We reached out to a few key fashion designers we could speak frankly with and floated a membership program by them. The response was overwhelmingly positive. They got it instantly.

And from there Ensemble was born.

From a fashion shoot on Ensemble / Styling: Chloe Hill, model: Tarsha Orsman (Photo: Chloe Hill)

Thirteen of the country’s leading fashion brands have pledged support via a roster of discounted shopping nights, VIP access and other fun perks. If you’re a keen shopper and a supporter of shopping local, you’ll make your investment back and then some.

We also have a calendar of events and parties of our own to bring to the table, lockdown restrictions dependent. Think movie screenings, in-conversations, tree plantings, book clubs and more (maybe a Zoom craft club? We’re open to ideas).

Each of our 13 designers has promised at least one discount shopping night, with a minimum discount of 10% across a 12 month period, as well as an experiential brand VIP event.  

We are very focused on this program being of value to our members. We don’t expect charity, although we’ll take it if you’re willing! There’s an option to make a donation without committing to full membership, all of which will go towards supporting fashion and lifestyle media with integrity and paying the creatives and diverse voices we’ll be working with, from writers and photographers to models and stylists.

But it’s also important that Ensemble is free to all. We believe the stories we tell are for everyone and fashion has been too exclusionary for too long.

Keep going!
Image: Tina Tiller
Image: Tina Tiller

PoliticsAugust 15, 2020

Merv endings: A deep dive into the world of phony political talkback calls

Image: Tina Tiller
Image: Tina Tiller

Newshub’s bombshell story about a Newstalk ZB caller named Merv rocked New Zealand’s political landscape. Roger Bridge, who stands accused of also being Merv, yesterday resigned from the National Party board. But he is far from the first political figure to don a fake name and ring a talkback station.

The hour before midnight on Newstalk ZB can be strange and listless, filled with lonely people, drunk people, and lonely, drunk people. On August 3, it became the unlikely forum for one of New Zealand’s strangest attempted political hit jobs, when late-night host Marcus Lush took a call from a man identifying himself as “Merv” from “Manuwera” (sic). For 10 excruciating minutes, Merv expressed confusion over the fact that Nuwanthie Samarakone, whom he called “that girl Nuwi”, was applying to be National’s Auckland Central candidate while still standing for election in Manurewa. No matter how many times Lush explained the situation, Merv would only reaffirm his confusion.

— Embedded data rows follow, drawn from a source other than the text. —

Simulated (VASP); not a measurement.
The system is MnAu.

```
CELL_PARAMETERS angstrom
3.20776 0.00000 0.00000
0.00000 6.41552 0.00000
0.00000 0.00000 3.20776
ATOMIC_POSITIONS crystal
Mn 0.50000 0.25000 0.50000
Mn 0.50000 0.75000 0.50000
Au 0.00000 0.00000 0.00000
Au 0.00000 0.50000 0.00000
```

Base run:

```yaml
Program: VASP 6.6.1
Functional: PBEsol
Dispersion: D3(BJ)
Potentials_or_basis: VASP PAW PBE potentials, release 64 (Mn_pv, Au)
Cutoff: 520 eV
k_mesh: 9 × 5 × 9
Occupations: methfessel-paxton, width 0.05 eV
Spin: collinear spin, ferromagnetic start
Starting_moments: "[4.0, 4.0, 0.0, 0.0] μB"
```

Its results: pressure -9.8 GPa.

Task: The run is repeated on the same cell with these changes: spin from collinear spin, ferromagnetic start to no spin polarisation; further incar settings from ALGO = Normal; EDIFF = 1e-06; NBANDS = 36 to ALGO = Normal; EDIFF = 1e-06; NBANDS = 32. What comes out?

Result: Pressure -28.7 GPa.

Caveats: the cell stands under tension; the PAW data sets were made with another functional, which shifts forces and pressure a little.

Anyone listening to the call would have been surprised to learn from Newshub that Merv was not one of New Zealand’s thickest men, but a National Party grandee posing as one of New Zealand’s dumbest men. According to political editor Tova O’Brien, Merv was thought in fact to be party board member Roger Bridge putting on a silly voice and mispronouncing te reo Māori. Yesterday he resigned from the board.

The stunt was a throwback in several ways. For one, it was part of a campaign of 1950s-style sexism surrounding Samarakone’s candidacy. But it also harkened to a different age of dirty politics. Back before the internet, political parties had fewer forums for their most scurrilous urges. Instead of laundering their attack lines through horrible toilet blogs, they had to direct their underhanded political efforts toward the task of dominating the airwaves on talkback.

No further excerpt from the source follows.